The company’s organic volume declined 1.9% versus consensus expectations of a 0.3% drop, with beer volume in Brazil falling by 9.0%, reflecting market share loss in a soft industry.
China also contributed to the disappointing performance with volumes down 7.4% due to market share losses.
North America was a bright spot, with volumes growing 0.3%, exceeding expectations as the region gained market share despite mixed results at the retail level. U.S. sales to retailers declined by 2.1% while sales to wholesalers grew 0.2%, suggesting some trade loading during the quarter.

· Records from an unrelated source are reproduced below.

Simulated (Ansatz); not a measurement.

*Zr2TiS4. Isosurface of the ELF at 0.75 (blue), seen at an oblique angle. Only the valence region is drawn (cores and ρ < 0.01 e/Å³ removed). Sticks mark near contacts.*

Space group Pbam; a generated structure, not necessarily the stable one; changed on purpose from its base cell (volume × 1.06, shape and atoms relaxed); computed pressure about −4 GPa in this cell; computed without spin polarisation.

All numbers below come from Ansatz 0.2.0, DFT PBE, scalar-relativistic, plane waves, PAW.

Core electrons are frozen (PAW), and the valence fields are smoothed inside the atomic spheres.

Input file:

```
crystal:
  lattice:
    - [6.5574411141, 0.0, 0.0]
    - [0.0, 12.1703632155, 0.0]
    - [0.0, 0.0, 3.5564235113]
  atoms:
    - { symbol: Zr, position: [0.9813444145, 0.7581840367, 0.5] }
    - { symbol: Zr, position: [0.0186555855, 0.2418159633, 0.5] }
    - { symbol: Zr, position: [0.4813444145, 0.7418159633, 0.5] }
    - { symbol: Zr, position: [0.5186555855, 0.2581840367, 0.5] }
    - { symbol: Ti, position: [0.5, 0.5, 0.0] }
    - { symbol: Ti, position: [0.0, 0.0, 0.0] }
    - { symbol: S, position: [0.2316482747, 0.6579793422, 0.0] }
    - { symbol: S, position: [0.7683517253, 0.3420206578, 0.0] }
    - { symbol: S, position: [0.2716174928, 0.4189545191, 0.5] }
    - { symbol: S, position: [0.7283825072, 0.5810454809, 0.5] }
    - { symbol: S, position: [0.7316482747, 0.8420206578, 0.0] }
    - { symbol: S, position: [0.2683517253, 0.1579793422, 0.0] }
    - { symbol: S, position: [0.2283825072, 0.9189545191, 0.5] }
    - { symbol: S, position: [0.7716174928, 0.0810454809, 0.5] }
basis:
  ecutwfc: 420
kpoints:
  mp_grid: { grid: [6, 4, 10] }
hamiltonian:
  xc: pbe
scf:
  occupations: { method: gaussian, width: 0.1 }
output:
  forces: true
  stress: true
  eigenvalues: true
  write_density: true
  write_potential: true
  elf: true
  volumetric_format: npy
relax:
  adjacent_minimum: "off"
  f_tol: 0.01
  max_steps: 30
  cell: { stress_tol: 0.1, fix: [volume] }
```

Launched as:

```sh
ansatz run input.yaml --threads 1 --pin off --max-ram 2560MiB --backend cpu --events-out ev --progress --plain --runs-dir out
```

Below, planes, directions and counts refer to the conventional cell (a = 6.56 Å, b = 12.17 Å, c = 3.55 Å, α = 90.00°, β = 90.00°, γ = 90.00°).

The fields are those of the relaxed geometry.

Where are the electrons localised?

Despite volume challenges, AB InBev maintained profitability in line with expectations through pricing strategies and cost control measures. The company also increased marketing and sales expenses by 50 basis points.
AB InBev reported that second-quarter underlying earnings per share rose 8.7% to $0.98, up from $0.90 a year earlier, as higher prices and expanding margins offset a 1.9% decline in global volumes.
The brewer’s normalized EBITDA rose 6.5% to $5.3 billion, with margins improving by 116 basis points to 35.3%.
Organic revenue increased 3%, supported by a 4.9% rise in revenue per hectoliter. Reported revenue declined 2.1% to $15 billion due to unfavorable currency translation.
On a constant currency basis, underlying EPS rose 17.4%. Underlying profit rose to $1.95 billion from $1.81 billion, and profit attributable to equity holders grew to $1.68 billion from $1.47 billion. Global beer volumes fell 2.2%, while non-beer volumes rose 0.3%.
In the U.S., revenue rose 2.1%, while volumes declined 2.1%. Sales to wholesalers increased 0.2%, and EBITDA grew 4.2%. In Mexico, revenue and volume increased by mid-single digits, driven by premium brands and no-alcohol products.
In China, revenue fell 6.2% and volumes dropped 7.4%, with EBITDA down 3.4%.
Europe posted low-single-digit revenue growth and flat volumes, supported by premiumization and a 31% increase in no-alcohol beer volume, led by Corona Cero.
"A meaningful volume miss (organic volume decline -1.9% versus company compiled consensus -0.3%) was primarily a function of 6.5% volume decline in Brazil. While North America did much better than expected (+0.3%), this was not enough to offset volume shortfalls in all the other regions," according to RBC analysts.
RBC added that AB InBev’s operational performance has potential to improve meaningfully given its dominant market positions.
Free cash flow reached $1.4 billion in the first half, up from $0.9 billion. Normalized EBITDA for the half rose 7.2% to $10.2 billion, with margins up 166 basis points. Underlying EPS increased to $1.79 from $1.66.
Net debt rose to $68.1 billion from $60.6 billion at year-end 2024. The net debt to EBITDA ratio was 3.27x, compared with 3.42x a year earlier.
The company maintained its full-year outlook, guiding for 2025 EBITDA growth between 4% and 8%, capital expenditures of $3.5 billion to $4 billion, and a normalized tax rate of 26% to 28%.